Automated Guided Carts vs Forklifts

Deciding between automated guided carts and traditional forklifts is a common early step on the automation journey — a lower-cost, more contained way to test automated transport before committing to full AGV/AMR fleets or fixed conveyor infrastructure.

What Automated Guided Carts Are

Automated guided carts are simpler, typically lighter-duty cousins of full AGVs, often designed for towing or carrying smaller loads such as totes, small parts bins, or light pallets along a defined route. They frequently use the same underlying guidance technologies as AGVs (magnetic tape, wire, or basic laser navigation) but at a lower cost point and with a narrower use case — moving materials in a straight or simple looped path rather than complex multi-destination routing.
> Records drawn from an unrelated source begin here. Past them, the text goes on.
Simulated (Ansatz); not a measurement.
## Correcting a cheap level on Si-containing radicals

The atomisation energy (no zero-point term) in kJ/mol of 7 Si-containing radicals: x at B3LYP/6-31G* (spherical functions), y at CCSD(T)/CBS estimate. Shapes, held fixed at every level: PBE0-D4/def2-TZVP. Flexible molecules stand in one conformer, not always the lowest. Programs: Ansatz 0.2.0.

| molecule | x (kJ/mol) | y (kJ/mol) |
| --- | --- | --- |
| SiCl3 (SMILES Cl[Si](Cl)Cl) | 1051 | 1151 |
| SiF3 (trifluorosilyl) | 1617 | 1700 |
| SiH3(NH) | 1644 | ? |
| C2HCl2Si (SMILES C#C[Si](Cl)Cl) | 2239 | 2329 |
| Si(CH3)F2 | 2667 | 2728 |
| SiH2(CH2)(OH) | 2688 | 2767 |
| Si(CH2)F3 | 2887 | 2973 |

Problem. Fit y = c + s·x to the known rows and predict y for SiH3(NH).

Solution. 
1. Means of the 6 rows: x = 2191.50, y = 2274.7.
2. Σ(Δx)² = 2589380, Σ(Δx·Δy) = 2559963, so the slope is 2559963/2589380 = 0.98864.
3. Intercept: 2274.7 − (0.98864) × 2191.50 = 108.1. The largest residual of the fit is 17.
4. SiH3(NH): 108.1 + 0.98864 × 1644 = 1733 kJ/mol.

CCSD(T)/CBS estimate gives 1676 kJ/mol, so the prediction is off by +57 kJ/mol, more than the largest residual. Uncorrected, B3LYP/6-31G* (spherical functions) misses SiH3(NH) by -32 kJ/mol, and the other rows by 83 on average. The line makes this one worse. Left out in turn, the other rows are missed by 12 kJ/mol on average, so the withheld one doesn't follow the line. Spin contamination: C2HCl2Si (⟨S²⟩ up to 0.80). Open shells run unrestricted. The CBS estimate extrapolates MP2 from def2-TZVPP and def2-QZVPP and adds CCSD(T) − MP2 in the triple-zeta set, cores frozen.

What Forklifts Bring That Carts Don't

A traditional counterbalance or reach forklift, operated by a trained driver, offers flexibility that no fixed-route cart can match: it can respond instantly to unplanned tasks, navigate irregular or congested layouts, lift to variable heights, and handle a wide range of load types and weights. Forklifts remain indispensable in dynamic environments — cross-docking, irregular put-away, and emergency reshuffling of inventory — where automated carts would need to stop and wait for a route to clear.

Automated Guided Cart Fixed route, light loads Manual Forklift Any route, variable loads
Where Automated Carts Make Sense
  • Repetitive transport of small, uniform loads between two or three fixed points
  • Reducing forklift traffic (and associated safety risk) in congested pedestrian areas
  • Freeing forklift operators from low-value repetitive runs to focus on higher-skill tasks
  • Low-cost entry point for testing automated material transport before larger AGV/AMR investment
Safety and Coexistence

Mixing forklifts and automated carts on the same floor requires clear rules: defined right-of-way, adequate sensor-based stopping distance for the cart, and visual or audible signaling so forklift drivers are aware of automated traffic. Poorly planned coexistence is a common source of near-misses in early automation rollouts, so a pilot phase with a clearly separated or lightly trafficked route is strongly advisable.

Making the Decision

The right choice depends on task variability. Predictable, repetitive routes with light loads favor automated carts; anything requiring judgment, flexible routing, or heavy/variable loads still favors a human-operated forklift. Most warehouses do not replace forklifts entirely — they offload the most repetitive fraction of forklift work to automated carts and keep forklifts for the variable, judgment-heavy remainder.